STEP	PROCESS	Q	W	$\Delta$ U
1	IsovolumetricHeating	+	0	+
2	Isothermal Expansion	+	-	0
3	Isovolumetric Cooling	+	0	+
4	Isothermal Compression	-	+	0

For Step 1) The work done is negative due to the lack in change of volume, and because we are adding temperature, and temperature is directly proportional to the internal energy of a system, we must be adding heat to the system.

For Step 2) Because this is supposed to be an isothermal curve (and our temperature drop was exactly 2 degrees) we can say that the internal change in energy of the system is 0. Then, because the gas is doing work by expanding the piston, the sign is negative. This means heat must be added to the system to counter the work being done by the piston.

For Step 3) Like step 1, this is an isovolumetric process, meaning no work is done. Also, because the temperature is decreasing, (and therefore internal energy is decreasing) heat must be leaving the system.

For Step 4) Because this is an isothermal curve we can, like step 2, say that the internal change in energy of the system is 0. Thus, because the gas is doing work by expanding the piston, the sign on work negative meaning heat must increase to cancel out the work being done

2) The work under these curves is in fact equal to the amount of work done, and the sign is changing due to the direction of the volume change. An increasing volume (expansion) results in negative work, or work being done by the gas. A decreasing volume (compression) therefore means that work is being done on the gas.

3) During isothermal expansion and compression, the internal energy state of the system remains the same by adding heat and work such that they are in equal but opposite quantities such that they cancel out. Or in other words, ever unit of work gives rise to an equal unit of heat.

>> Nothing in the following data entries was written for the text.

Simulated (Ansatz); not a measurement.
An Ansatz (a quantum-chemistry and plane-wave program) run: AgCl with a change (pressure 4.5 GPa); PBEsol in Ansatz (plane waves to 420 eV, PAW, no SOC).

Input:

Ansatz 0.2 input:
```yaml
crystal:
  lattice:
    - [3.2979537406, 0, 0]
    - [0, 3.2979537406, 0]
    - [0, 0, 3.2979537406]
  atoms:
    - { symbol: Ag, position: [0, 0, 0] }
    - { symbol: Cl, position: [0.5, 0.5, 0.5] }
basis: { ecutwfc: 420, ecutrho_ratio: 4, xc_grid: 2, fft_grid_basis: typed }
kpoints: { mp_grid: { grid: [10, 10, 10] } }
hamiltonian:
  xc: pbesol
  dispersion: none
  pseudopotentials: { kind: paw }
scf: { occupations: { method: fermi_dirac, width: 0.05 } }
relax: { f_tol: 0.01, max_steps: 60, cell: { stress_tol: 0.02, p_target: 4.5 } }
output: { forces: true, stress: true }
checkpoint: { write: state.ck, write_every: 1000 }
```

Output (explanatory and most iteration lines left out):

4) $124.6\:mL\cdot kPa\times\frac{1\:cm^3}{1\:mL}\times\frac{1m^3}{1,000,000\:cm^3}\times\frac{1000\:Pa}{1\:kPa}\:=.2146J$

THREE PROCESS CYCLE:

Step	Process	Q	W	$\Delta U$
1	Isovolumetric Heating	-	0	+
2	Isothermal Expansion	+	-	0
3	Isobaric Compression	-	+	-

Step 1) More pressure means an increase in temperature, which gives an increase in internal energy. This must be countered by heat leaving the system.

Step 2) Work is being done by the system (and therefore negative), so heat must be added to the system to maintain the internal energy change of 0

Step 3) Positive work is being done on the system, and the internal energy is going down because it is below the isothermal curve. This means that heat must not only come out of the system to counter the positive work, but also the negative internal energy.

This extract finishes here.